What is a motif?
It's a symbolic element within your story which repeats throughout.
They can be anything from objects, to colours, to music, to words repeated by characters.
The best way to think of a motif is as a side-kick to your theme. It has a certain power that your theme does not, because, unlike a theme, it is concrete rather than nebulous. It is your theme re-imagined as an object, a colour, or a word.
For example, in 'Othello', the word 'monster' and 'monstrous' appears many times.
IAGO: Oh, beware, my lord, of jealousy! It is the green-eyed monster which doth mock The meat it feeds on.
With this motif, Shakespeare is highlighting the theme of betrayal. Someone we trust may, in fact, be a monster.
So how can I use one in my work?
Take a look at these examples. For each of the themes below, I have chosen a possible motif.
THEME POSSIBLE MOTIF
Loneliness Empty vase
Although these may seem obvious, well handled they could add resonance and meaning to your story. They could explicitly or implicitly highlight to the reader what you think are the important themes of your book.
They can also tie two or more disparate moments in your novel together, remind your reader that although these chapters seem different they are actually pointing to the same idea.
Motifs can help even in the planning stages.

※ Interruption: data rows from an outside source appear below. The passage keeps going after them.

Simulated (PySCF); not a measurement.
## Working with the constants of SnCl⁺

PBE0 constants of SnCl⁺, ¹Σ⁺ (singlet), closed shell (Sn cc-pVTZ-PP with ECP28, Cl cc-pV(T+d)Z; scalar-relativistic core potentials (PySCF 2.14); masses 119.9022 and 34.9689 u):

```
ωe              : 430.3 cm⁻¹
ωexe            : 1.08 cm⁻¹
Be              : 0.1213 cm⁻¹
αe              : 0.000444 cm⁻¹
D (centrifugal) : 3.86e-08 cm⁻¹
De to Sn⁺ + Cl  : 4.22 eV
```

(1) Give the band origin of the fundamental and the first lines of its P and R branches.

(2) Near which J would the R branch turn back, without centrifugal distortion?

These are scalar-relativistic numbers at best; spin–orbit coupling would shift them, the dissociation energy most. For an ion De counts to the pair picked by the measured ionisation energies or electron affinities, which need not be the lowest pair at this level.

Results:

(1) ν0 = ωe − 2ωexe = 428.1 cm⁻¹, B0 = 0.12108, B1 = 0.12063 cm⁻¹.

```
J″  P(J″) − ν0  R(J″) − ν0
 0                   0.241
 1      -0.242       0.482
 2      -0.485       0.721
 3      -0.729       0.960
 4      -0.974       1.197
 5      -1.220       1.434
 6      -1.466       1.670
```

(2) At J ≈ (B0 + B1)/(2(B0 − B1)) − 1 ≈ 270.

Not only might your motif be powerful in your end product, they are also highly useful when writing a first draft. A motif will enable you to clarify what your work is about. Even at the early stages it is worth thinking about what object, colour, song or word, condenses your theme into a single concrete motif. This will help you visualise your theme and to keep it at your side in a tangible form.
So now it's over to you. Draw, paint, find pictures on Pinterest, listen to your favourite music - find whatever you can which speaks to the theme of the novel. Then pepper your novel with your motif judiciously. Good luck!